Queensland Motorsport Museum owner Ian Bone will showcase a replica of the famous A9X Holden Torana that took Peter Brock to Bathurst glory in 1979 if he’s successful in racing in an iconic motorsport event returning to Brisbane this year.
The 63-year-old car aficionado has been eyeing off the Cootha Classic – Brisbane’s Festival of Motorsport in September since organisers announced it was being revived.
The event will see around 100 of the country’s rarest and most expensive premium and classic cars race the clock and other competitors in each competition class in an exciting 1440-metre hill-climb sprint up and down the winding roads of Mount Coot-tha.
Mr Bone, who entered the event when it last ran in 2009 in a BMW2002 and in 2010 in a reproduction of the Dick Johnson Tru Blu XD Falcon, is hopeful he can once again wind back the clock for on-lookers.
“The Cootha Classic is all about the individual driver and the theatre you’re creating,” he said. “When I saw this event was coming back it became mandatory on our calendar.

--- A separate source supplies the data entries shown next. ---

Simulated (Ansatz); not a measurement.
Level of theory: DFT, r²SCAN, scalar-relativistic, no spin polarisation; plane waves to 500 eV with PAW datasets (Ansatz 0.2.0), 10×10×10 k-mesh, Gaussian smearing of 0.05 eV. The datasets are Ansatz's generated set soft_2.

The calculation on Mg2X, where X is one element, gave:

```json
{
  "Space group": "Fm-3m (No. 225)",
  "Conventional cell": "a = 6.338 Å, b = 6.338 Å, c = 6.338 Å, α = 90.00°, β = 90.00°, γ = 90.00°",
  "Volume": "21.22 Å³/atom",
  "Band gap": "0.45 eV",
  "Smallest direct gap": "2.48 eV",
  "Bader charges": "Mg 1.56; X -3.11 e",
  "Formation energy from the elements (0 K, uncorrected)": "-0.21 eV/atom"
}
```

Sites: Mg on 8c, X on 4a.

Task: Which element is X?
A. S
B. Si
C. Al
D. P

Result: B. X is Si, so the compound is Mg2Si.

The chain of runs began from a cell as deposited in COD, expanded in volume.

“The downhill side of the track was the original track the very first motorsport event in Queensland used almost a century ago. It is fairly steep and quite narrow with very little run-off, presenting an enormous challenge for drivers.
“But the event’s charm is in showcasing both modern and historic race cars in an exciting format for the spectators. When you add the location to it, it’s just brilliant.”
Mr Bone runs the Queensland Motorsport Museum at Ipswich City Plaza, a gallery of road and race history which he said continued to grow in popularity with an upward trend in people interested in the history of motorsport.
“There are a lot of older blokes in their twilight years who have knowledge and understanding of the past, so it’s great to be able to showcase the cars and capture the stories behind the teams that would otherwise be lost.
“People come in to the museum to just touch cars they wouldn’t or can’t otherwise buy themselves. We’re about to undergo an upgrade to larger museum to allow us to display more cars.”
Among the current raft of vehicles is a Dakar Rally car built for Peter Brock but unfinished at the time he died. The collection also includes visitor favourites such as a rare XB Falcon GT, Lotus 7 replica Clubman, a rare 1971 Honda N360 barn find and Lloyd Robertson’s Precision driving team Commodore.
“One of the oldest cars we have is the 1937 ‘Etter’ Ford V8/60 Speedcar, which still runs in the veterans competitions. We also have a 1955 Nota Major.”
However, it’s the replica Torana built and owned by his good mate Dale Booth that he has been entrusted to take on the Cootha Classic.
“It’s such an iconic car and people will recognise it instantly. When they see it at Mount Coot-tha, they’ll look at it and just go ‘yes’.
“It’s such a raw motor vehicle – when you drive it, there’s a reality check as to the brilliance of guys like Peter Brock, Jim Richards, Bob Morris, Allan Grice and others who drove these 500 plus horsepower missiles.
“We’ll give it a test run at Leyburn Sprints in August ready for the Classic.”
The Cootha Classic will be held on Saturday, 5 September, coinciding with Father’s Day weekend.
Event director James Payne said the event would bring a sense of refinement to motor racing while celebrating Brisbane’s festive spirit in one of the city’s most iconic locations.
“This is a truly unique event taking place right where motorsport started in Brisbane in 1916 and we’ve revived it with a fine-tuned format designed to thrill mainstream audiences both on and off the track,” said Mr Payne.
“It’ll be a master showcase of exotics, classics, competition and hypercars as well as entertainment, food and drinks – all right in the heart of the city.”
The Cootha Classic – Brisbane’s Festival of Motorsport will be held on Saturday, 5 September, coinciding with Father’s Day weekend and the opening day of Brisbane Festival.